According to her Contemporary Authors profile, Jean Rhys first finished (or nearly finished) a draft of her last novel, Wide Sargasso Sea, “by the end of 1939.” But “in one of the rages to which she was increasingly prone”:
she burned the typescript and, during a move, lost most of the manuscript. Angier reported that “many years later [Rhys] found ‘two chapters (in another suitcase),’ and used them for Wide Sargasso Sea. But she had to undergo much more suffering before she could create the final version of Antoinette, ” the novel’s protagonist.
And here’s an excerpt from a revealing letter, included in the Norton Critical Edition of the novel, that Rhys wrote in early 1966 about the relationship between Jane Eyre and Wide Sargasso Sea, and the writing of the latter:
I came to England between sixteen and seventeen, a very impressionable age, and Jane Eyer was one of the books I read then.
Of course Charlotte Bronte makes her own world, of course she convinces you, and that makes the poor Creole lunatic all the more dreadful. I remember being quite shocked, and when I re-read it rather annoyed. “That’s only one side — the English side” sort of thing.
I think too that Charlotte had a “thing” about the West Indies being rather sinister places — because in another of her books “villette she drowns the hero, Professor Somebody, on the voyage to Guadeloupe, another very alien place — according to her.
Perhaps most people had this idea then and perhaps in a way they were right. Even now white West Indians can be a bit trying — a bit very (not only white ones) but not quite so awful surely. They have a side and a point of view.

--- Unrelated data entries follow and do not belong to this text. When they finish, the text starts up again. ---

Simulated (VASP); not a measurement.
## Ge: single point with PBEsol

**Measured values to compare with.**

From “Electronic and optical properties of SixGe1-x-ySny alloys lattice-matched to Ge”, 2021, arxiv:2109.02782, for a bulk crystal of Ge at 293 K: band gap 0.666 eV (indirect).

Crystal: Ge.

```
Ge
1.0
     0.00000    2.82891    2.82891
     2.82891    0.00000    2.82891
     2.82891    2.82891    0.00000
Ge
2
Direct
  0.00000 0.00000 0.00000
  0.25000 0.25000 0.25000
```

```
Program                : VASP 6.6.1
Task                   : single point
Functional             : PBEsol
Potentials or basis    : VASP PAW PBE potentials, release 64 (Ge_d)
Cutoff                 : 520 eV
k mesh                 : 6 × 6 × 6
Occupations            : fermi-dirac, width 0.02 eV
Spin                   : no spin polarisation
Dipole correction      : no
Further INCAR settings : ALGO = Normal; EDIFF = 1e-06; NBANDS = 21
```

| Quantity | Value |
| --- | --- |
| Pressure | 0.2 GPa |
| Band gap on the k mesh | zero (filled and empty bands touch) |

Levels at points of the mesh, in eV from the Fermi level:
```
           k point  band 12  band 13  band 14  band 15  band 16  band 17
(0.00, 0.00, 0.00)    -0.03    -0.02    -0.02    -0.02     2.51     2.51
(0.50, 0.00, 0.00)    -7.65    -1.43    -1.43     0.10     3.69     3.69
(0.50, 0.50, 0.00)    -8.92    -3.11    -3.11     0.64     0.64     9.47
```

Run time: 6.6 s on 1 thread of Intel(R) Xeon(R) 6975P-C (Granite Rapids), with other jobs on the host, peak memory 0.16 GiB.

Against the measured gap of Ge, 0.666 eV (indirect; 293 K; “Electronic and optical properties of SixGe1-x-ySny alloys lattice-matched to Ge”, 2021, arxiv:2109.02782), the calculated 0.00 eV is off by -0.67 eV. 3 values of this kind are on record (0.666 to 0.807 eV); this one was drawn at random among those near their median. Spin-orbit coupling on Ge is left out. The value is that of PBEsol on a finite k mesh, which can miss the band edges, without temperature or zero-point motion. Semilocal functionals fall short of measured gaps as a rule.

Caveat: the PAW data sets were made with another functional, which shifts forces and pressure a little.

Well years and years afterwards the idea came to me to write the book.
I started off quite lightheartedly thinking I could do it easily, but I soon found out that it was goign to be a devil, partly because I haven’t much imagination really. I do like a basis of fact. I went on — sometimes blindly.
Part I was not too hard, but by Part II I’d quite abandoned the idea of “Jane Eyre”.
There were many unfortunate marriages at that time and before — West Indian planters and merchants were wealthy before sugar crashed — and their daughters were very good matches.
Some of the owners stayed in England and managed their estates through agents, but some didn’t. Perhaps you know all this.
Well this was the story of on arranged marriage, with the bridegroom young, unwilling, rather suspicious and ready to believe the worst, not liking the smit tropics at al, and the bride poor bride very romantic, with some French or Spanish blood, perhaps with seeds of madness, at any rate hysteria….
So I only borrowed the name Antoinette — (I carefully haven’t named the man at all) and the idea of her seeming a bit mad — to an Englishman.
Of course with Part III, I’m right back with the plot of Jane Eyre, leaving out Jane! I didn’t know how else to end it. I didn’t even know how to explain their entirely changed life, England not the West Indies, quite mad instead of a bit strange…. It could be done by putting it in the third person but perhaps that would lose something. I rather shiver at the idea of doing it again, but I will if you tell me that it would gain a lot in clarity. By it I mean Part III.